Wednesday, August 22, 2007

A Rug Doctor a day keeps the funk away

Our Rug Doctor rental center used to be back in Layaway. When Layaway closed, it naturally came up to the Service Desk. Cue the fun. It's not like, you know, we don't already have a ton of stuff to do already.

Renting a Rug Doctor out takes more than a few seconds, because you have to fill out paperwork, wait for people to fish out two forms of ID, then go unlock the Rug Doctor, fill out the mileage and serial numbers, get signatures and then ring them out.

When you've got a line of people about to go ballistic because you can't return their crap fast enough, the last thing you want to see is someone lingering around the Rug Doctor rack.

Then there's the questions. We rent them. We don't sell them. Nor do I know or care if you can put dishwashing detergent in the Rug Doctor (for the record, you shouldn't). Regular or Wide Track? Whatever's going to get you done faster.

That one with the sign that says OUT OF ORDER, yeah, it really is broke and we can't rent it to you, even if it is the last one we have. Honest to Cthulu, it's broke. Seriously, it won't work. Not even a little bit. Even if your in-laws are coming and your carpet smells like smoke.

But my all-time favorite question was from a truly clueless man who wanted to know if he could clean his couches with a Rug Doctor. NOT THE ATTACHMENT. The regular Rug Doctor.

HIM: "Can you clean couches with these?" points at Rug Doctor display
ME: "No sir. Water comes out. It's pretty much meant for carpet floors only. There's an upholstery attachment, but they are all rented right now."
HIM: "What if I put my cushions on the floor and ran the machine over them?"
ME: "Are your cushions stuffed with foam or something?"
HIM: "Yeah"
ME: "Then that would get all wet. So would the couch if you tried to clean it."
HIM: "The cushions are kinda flat and hard. Would that help?
ME: "No."
HIM: "Huh. But the couch is really stinky. The people that we got it from smoke a lot."
ME: "Uh, you might try some Febreeze, or carpet cleaner and a good vacuum."
HIM: "Will that work? It stinks like dog crap."
ME: "Uh. I dunno. But Febreeze has all those commercials. You could just get a new couch if it smells that bad."
HIM: "No way. That costs money. What aisle is Febreeze on?"

Points him to Aisle 13. Leaves to go ponder the all the ways in which the preceding few moments were just wrong.


Riohnna said...

I sometimes wonder if these people do this kind of crap for their own warped sense of humor.

Evil HR Lady said...

My sister knew a woman who took her couch (upholstery) out to the front lawn and sprayed it with the hose to clean it.

Don't worry--she didn't do that with the cushions. Those she washed in the bathtub.

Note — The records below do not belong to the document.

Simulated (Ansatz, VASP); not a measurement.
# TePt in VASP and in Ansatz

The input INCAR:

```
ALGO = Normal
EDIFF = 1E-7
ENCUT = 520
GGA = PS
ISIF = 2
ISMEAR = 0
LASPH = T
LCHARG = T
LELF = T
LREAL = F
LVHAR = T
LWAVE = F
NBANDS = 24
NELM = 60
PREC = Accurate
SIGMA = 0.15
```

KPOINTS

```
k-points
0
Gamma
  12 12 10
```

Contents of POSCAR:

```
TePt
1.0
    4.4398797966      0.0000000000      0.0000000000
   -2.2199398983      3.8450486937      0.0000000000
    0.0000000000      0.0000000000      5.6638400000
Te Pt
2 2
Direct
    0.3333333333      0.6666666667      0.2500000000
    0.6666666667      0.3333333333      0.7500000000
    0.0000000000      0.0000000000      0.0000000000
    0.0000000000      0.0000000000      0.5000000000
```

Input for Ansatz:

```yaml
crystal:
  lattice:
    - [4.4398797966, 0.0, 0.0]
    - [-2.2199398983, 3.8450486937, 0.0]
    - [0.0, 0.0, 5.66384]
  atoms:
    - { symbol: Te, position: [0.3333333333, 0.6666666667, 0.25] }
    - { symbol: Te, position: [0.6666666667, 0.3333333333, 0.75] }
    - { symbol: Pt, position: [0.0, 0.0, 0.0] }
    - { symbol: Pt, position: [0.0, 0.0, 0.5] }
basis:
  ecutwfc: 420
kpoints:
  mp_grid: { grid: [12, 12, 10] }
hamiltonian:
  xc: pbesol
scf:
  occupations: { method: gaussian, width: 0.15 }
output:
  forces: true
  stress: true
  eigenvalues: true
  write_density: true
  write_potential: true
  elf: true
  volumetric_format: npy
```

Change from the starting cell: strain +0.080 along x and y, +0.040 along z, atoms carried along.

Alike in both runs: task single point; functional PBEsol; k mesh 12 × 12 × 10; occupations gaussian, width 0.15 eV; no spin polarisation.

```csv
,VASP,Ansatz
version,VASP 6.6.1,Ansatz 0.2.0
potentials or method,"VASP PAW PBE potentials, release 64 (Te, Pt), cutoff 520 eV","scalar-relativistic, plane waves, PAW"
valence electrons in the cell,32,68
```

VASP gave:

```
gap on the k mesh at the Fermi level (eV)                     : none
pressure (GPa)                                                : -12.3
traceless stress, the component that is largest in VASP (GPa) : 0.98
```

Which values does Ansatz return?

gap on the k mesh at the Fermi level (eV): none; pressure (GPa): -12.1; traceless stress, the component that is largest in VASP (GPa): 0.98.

Overall, I think the carpet cleaner would have been a better idea.

Anonymous said...

If you buy used furniture you should wrap it in plastic with moth balls or something for a few weeks to get rid of anything which might be living in there.

Missy said...

Honest to Cthulhu- that is some serious honesty.

BeadKnitter said...

Look at it this way...if there weren't stupid people in the world, who would us smart people talk about for a laugh?

FARfetched said...

The couch, according to the guy, "stinks like dog crap," and yet he wants to use it? It must be seriously comfortable, or he's desperate for a couch.

Anonymous said...

I guess when most of your budget is allocated to weed, you have to make compromises.

We once got a decent hide a bed couch off craigslist that smelled like smoke, so we Febreezed the hell out of it and left it on the back patio for a few weeks till the smell was gone (didn't have to worry about rain here in the desert).

Audrey said...

This guy must have really needed a couch to use a dog crap wreaking one!

j-yo said...

Several years ago we got a hand-me-down couch that reeked of cat urine. Silly us, we just got rid of it. It was ugly anyway.

Sitting on the floor is a preferable alternative to sitting on a big pile of stink.

grundes said...

Couches are probably the only things that I insist on buying new. Because if other people are like me, they do engage in naughty behavior -- or just sit nekkid -- on their couches... And no amount of Febreeze can undo that.